Pieter Holsteijn the Younger
(Haarlem 1614 - 1673 Amsterdam)
Mole Cricket
Pen and ink, watercolour with body colour and gum arabic, 157 x 202 mm
Paper, all edges trimmed smoothly, watermark (upper edge, above the insect): upper section of a coat of arms (watermark A)
Inscribed PH (monogrammed, centre, between the insect’s feet) and een wee-mol (lower right, in brown in another hand)
Provenance:
Private collection, Switzerland.
The mole cricket (Gryllotalpa gryllotalpa) is named after its ability to dig a passage through earth by shovelling away the soil with its forelegs. Holsteijn’s depiction is naturalistic and accurate. It shows the variously articulated rear segment of the body, the close-fitting wings with their black veins, the head shield, the head with one of its eyes, the two ‘shovelling’ feet and the four other legs. The hard head shield serves to compress the earth when the mole cricket is tunnelling. Holsteijn renders the insect’s inconspicuous colouring as a symphony in shades of brown and black. He enhances the feeling of three-dimensionality and the almost tangible sense of texture by applying gum arabic to the digging feet and the eye, which increases the luminosity of the colour. Coming from above, the light produces cast shadows that emphasise the spatial dimension of the body, antennae and legs. The artist clearly thought about the function of the limbs down to the last detail and represented them accordingly.
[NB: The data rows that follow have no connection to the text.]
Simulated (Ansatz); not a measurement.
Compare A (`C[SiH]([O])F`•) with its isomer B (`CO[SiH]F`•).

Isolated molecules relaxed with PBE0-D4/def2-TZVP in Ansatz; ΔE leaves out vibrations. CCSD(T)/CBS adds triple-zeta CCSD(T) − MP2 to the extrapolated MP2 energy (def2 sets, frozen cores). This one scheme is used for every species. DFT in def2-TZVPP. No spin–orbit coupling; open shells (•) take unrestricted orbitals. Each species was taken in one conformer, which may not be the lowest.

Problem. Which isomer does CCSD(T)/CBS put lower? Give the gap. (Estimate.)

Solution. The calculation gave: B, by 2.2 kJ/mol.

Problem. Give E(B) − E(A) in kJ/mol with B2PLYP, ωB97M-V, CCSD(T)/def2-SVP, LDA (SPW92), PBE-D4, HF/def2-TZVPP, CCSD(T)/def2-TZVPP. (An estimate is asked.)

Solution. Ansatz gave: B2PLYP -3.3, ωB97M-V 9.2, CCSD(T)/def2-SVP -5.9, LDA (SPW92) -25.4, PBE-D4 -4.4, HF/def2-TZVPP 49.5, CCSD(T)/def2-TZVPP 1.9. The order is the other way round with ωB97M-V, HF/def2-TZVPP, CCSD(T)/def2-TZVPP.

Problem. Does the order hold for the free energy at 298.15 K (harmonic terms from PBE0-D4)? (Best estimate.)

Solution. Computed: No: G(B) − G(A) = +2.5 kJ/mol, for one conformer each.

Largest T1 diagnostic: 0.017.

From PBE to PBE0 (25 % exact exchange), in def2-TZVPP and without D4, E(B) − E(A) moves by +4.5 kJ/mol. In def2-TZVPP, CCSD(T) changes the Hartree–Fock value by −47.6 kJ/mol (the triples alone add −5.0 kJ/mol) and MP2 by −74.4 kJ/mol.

A mole cricket by Holsteijn in Copenhagen was based on the same source image (Copenhagen, Royal Museum of Fine Arts, Department of Prints and Drawings, Tu Nederl. Mag. II, 26; fig. 7). Its interior drawing is slightly less subtle, and the spatial impact of the insect as a whole less striking. The mole cricket, called veenmol (moor mole) in Dutch, is native to Europe and had already been depicted by Joris Hoefnagel. His son Jacob included it in Archetypa Studiaque Patris Georgii Hoefnagelii (Frankfurt, 1592, Pars III, 6; fig. 8). In that composition, which uses natural objects to symbolise the four elements, the mole cricket stands for earth. A copy of the Archetypamole cricket appears in Diversae Insectarum Icones (Amsterdam, 1630, no. 4). Hoefnagel was obviously intrigued by the bizarre appearance of the insect, but his version is less naturalistic than Holsteijn’s.